The insurrection, declared over by McKinley's sucessor, Teddy Roosevelt, in 1903, would actually continue for another decade.

The cookie-pusher that McKinley and, later, Roosevelt relied on to try out a bit of the carrot on the Filipinos (and ostensibly rest MacArthur's stick) was civil administrator (and later governor general) William Howard Taft. It worked, except when it didn't:

Under Taft's leadership, the Americans sponsored huge programs in education, public health and economic improvement. Meanwhile, MacArthur's army ruthlessly pacified the country, ignoring its civilian advisors. Filipinos were alternately terrified, gratified and confused.
Cost estimates run to $600 million for the pacification of the Philippines, well over $12 billion in 2002 dollars. The Philippines did finally, famously, get democracy, although along the way it became proverbial for banana republic ways under Marcos (who, like Saddam, was once a U.S. ally of convenience).
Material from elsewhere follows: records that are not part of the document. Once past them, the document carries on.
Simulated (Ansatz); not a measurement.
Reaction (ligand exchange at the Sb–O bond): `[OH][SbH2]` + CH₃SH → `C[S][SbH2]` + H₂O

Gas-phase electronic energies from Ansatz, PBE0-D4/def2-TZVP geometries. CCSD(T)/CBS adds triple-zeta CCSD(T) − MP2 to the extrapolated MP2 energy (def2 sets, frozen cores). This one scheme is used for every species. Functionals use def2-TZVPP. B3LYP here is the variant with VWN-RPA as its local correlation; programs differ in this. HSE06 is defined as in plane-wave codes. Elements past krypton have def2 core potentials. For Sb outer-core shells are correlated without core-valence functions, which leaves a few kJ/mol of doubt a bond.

On top of that, McKinley comes across as the foreign policy airhead that Dubya is caricatured to be. (For example, McK's great goal, to Christianize the Philippines, was something the Spanish had taken care of 250 years earlier.) In addition, he clearly misread the situation. Having fought for several years against Spanish colonial masters, the Filipinos felt that the U.S. victory over Spain might end their struggle. McKinley was thus unwise to announce a policy of annexation and "assimilation." As Gates makes clear, independence for the Philippines, while reserving a naval presence for the U.S. (which MacArthur deemed necessary, and his son proved essential), was certainly on the table:

McKinley, however, was reluctant to move too quickly, for he knew that many other Americans rejected the colonial ambitions of their compatriots. Thus, although he dispatched troops to the Philippines, the President did not have a firm policy regarding the disposition of the islands. He might take a naval base and leave the Philippines in Spanish hands; he might become the champion of Philippine independence; or he might take the entire group of islands as an American colony. Much depended on the response he received from the American electorate regarding the various options.
It has often been said that the turning of Filipino rebel guns, once pointed at Spaniards, on the U.S. garrison forced McKinley's hand, but it's probably more accurate to say that McKinley's creeping colonialism didn't inspire confidence in Aguinaldo's anti-colonial forces.

But, to paraphrase Arlo Guthrie, I didn't come her to talk about the Philippines; All this is in preface to what I really wanted to say: I think we're doing pretty well in Iraq, by historical standards. Ted Kennedy says it's turning into Vietnam, but it's not. It isn't even turning into the Philippines.